I so deeply want this body to reflect me, to shout to the world who I am. I take every incidence of ‘success’ as proof  that I can force this body to conform to my will, my desire, my sense of who I am. I look at the post botox state and think -Eureka!! This here proves I am beautiful, I am in control, ignoring the very clear evidence that the fact I need botox in the first place clearly proves otherwise.  I pretend sometimes is proof of control. I pretend there is affirmation in the moments that a particular arrangement of rupa conforms to my desires.  I pretend that I can claim a state of something while disowning other states. I pretend I can carve out meaning — identity — from the passing states of the rupa I claim, wildly believing there is significance to the momentary impact I can have on these things. Alana, The-Beutiful -Botoxed- Great-Arranger.

Of course ‘I know’ all objects are just 4 elements. The meal, this body.  On some level, I know there is no way to shove identity into cracks between water, fire, air and earth. But still I think I can overlay meaning on top –this body isn’t me, but it can represent me. And there is of course truth to this, what is a representation after all other than something we imagine stands in for something else? My choosy narrator gets to choose. Its just that imagining something represents something else doesn’t mean it REALLY DOES. A hint that this is true is that both the object we imagine represents us, and our imagination itself changes, there is not some immutable pairing between fixed imagination and fixed object.

For a long time, I imagined going back to SF. I imagined it was my home, an SFer was who I was. SF was my future. But as fire season started getting worse, it began to dawn on me, as an asthmatic, that SF couldn’t be my future, it couldn’t be my home. It ultimately strained credulity for me to believe that a place inhospitable to my living and breathing could be who I was.

At 20 I never imagined that my 40 year old body, with its gray hairs, and sagging breasts, and eye crinkles, would represent me. To 20 year old alana, today’s body is some middle aged woman. But my imagination has, reluctantly, painfully, with much dissonance and disappointment, ultimately shifted as the body shifted.  What choice did I have? Form is not obligated to take the shapes I imagine it takes, to follow my sense of self, my desires, ultimately it is me and my own imagination that must adjust. If I fast forward a little, I consider a dying body, a corpse, the inevitable end for this body. Much like SF, there will come a point that it strains credulity to believe that this shifting, decaying, sack of skin and bones can represent me, can be me.  But, as my clinging testifies to, I am not there yet…

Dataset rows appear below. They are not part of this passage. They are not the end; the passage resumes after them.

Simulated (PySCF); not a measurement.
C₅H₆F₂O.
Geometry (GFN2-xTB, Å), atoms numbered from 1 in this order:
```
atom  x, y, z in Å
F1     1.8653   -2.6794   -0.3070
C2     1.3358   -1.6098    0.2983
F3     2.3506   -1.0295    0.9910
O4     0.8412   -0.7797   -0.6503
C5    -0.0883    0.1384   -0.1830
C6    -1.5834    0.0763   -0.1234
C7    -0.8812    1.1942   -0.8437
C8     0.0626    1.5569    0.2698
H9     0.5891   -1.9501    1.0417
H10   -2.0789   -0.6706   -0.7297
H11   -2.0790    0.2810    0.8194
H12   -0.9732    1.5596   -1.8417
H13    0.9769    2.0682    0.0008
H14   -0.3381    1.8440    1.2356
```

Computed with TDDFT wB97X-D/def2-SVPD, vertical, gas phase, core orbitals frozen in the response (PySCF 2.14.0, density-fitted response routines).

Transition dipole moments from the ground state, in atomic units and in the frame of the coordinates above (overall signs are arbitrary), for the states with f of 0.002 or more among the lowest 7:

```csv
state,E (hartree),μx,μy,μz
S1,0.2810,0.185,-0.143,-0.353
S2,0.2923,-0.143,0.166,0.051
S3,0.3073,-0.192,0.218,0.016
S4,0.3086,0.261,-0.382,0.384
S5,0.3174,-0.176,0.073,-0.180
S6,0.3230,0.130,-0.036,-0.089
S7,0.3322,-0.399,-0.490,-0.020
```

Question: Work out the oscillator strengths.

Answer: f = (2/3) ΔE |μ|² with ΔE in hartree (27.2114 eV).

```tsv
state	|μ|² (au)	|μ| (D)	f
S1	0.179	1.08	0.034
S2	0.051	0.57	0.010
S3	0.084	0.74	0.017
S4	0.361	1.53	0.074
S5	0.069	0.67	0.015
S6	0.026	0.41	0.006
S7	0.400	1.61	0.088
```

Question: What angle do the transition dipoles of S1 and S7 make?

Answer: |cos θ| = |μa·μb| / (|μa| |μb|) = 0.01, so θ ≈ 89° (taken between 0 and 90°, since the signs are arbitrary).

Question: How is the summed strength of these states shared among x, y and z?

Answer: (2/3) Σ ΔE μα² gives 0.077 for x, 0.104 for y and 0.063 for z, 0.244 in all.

Right now, I am just sitting around waiting for this body to break and die. To reach a point where it is an inhospitable place to live, to breath in. To no longer be able to build my fantasies of a future life around. And while I wait, I will pay for my ignorance — my denial of the truth — with the labor, born of clinging, to preserve; the agony of loss when those efforts to preserve fail; the thousand daily embarrassments, disappointments and disgusts as I reconcile myself, again and again, to a body that simply won’t, can’t, be the reflection of me that I want it to be.